Committee details BP oil spill mistakes, names hero in capping well

? A single picture from a cell phone camera may have saved the Gulf of Mexico from a few more weeks — if not months — of oil gushing from the BP well.

A new study from the presidential oil spill commission describes the behind-the-scenes, excruciating tension and mistakes behind the three-month effort to cap the busted well. More than anything the report pulled back the curtain on what happened during hectic times as 172 million gallons of oil gushed into the Gulf from April 20 to July 15.

The 39-page report faulted BP and the federal government for being unprepared for a well blowout, but then lauded them for scrambling for different fixes after the disaster.

The report painted a picture of chaotic meetings described by outsiders as disorganized and by insiders as “akin to standing in a hurricane.” And it criticized BP’s constant underestimating of how much was spilling, dooming some fixes and possibly delaying the ultimate capping of the well.

Amid the messy meetings, came details about a lone scientist working from a cell phone photo who saved the day by convincing the government that a cap it considered removing was actually working as designed.

The cap that eventually stopped the oil from flowing was nearly pulled about a day after it was installed in mid-July because pressure readings looked so low that they indicated a leak elsewhere in the system. BP wanted the cap left in place and the well to stay shut, but government science advisers were firm and near unanimous in wanting the cap removed because of fear of a bigger, more catastrophic spill, the report said.

The Deepwater Horizon oil rig burns after an explosion in the Gulf of Mexico in this April 21 photo. A new study from the presidential oil spill commission describes the behind-the-scenes, excruciating tension and mistakes behind the effort to cap the well.

One scientist took a cell phone picture of pressure readings and e-mailed it to a government researcher in California for advice.

Just using that cell phone photo, Paul Hsieh, a U.S. Geological Survey scientist, created a model to explain what was happening under the cap and how — despite low pressure readings — there was no leak. He was convinced the containment cap wouldn’t blow. He got more data, which bolstered his case.

Hsieh, a research hydrologist who normally works with water, labored through the night without the aid of caffeine. He stayed up all night triple checking calculations, going on adrenaline.

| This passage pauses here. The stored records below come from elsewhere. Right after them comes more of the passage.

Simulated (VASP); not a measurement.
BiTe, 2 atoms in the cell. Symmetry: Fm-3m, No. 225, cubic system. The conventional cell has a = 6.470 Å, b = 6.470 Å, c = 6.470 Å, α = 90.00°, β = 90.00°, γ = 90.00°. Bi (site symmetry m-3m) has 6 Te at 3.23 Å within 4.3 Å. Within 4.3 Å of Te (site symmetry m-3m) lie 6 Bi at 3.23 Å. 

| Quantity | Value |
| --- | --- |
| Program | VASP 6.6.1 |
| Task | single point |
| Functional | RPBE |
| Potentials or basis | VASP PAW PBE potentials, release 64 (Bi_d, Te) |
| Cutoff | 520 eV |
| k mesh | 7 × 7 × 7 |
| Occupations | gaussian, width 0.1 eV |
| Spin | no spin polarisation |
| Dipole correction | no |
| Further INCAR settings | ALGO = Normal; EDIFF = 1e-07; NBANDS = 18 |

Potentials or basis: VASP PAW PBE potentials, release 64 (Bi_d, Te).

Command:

“I just knew a decision had to be made the next day,” he said. “I had participated in the conference call. I had sensed the tension everyone had and that just kind of kept me going.”

Hsieh laid out his case and it persuaded the other scientists to wait.

The government waited six hours, then a day. Nothing happened. The cap held.

Hsieh turned out to be right.

Hsieh told The Associated Press that he was “flattered that I was portrayed well,” but said others including Energy Secretary Steven Chu, who headed the scientific team, deserve the credit.

The picture Hsieh examined was “a game changer,” said University of California at Berkeley professor Bob Bea, who analyzed the report for the AP.

“It also shows how in disarray we were,” Bea said.

Before the cap was put in place, officials had established pressure levels that would tell them whether everything was OK, there was trouble and the cap had to be removed immediately, or whether it was a wait-and-see situation. The pressure readings were in the wait-and-see zone, but political appointees discussed it further and there was a push to remove the cap. Coast Guard Admiral Kevin Cook urged officials to give the cap more time, then Hsieh’s analysis swayed them.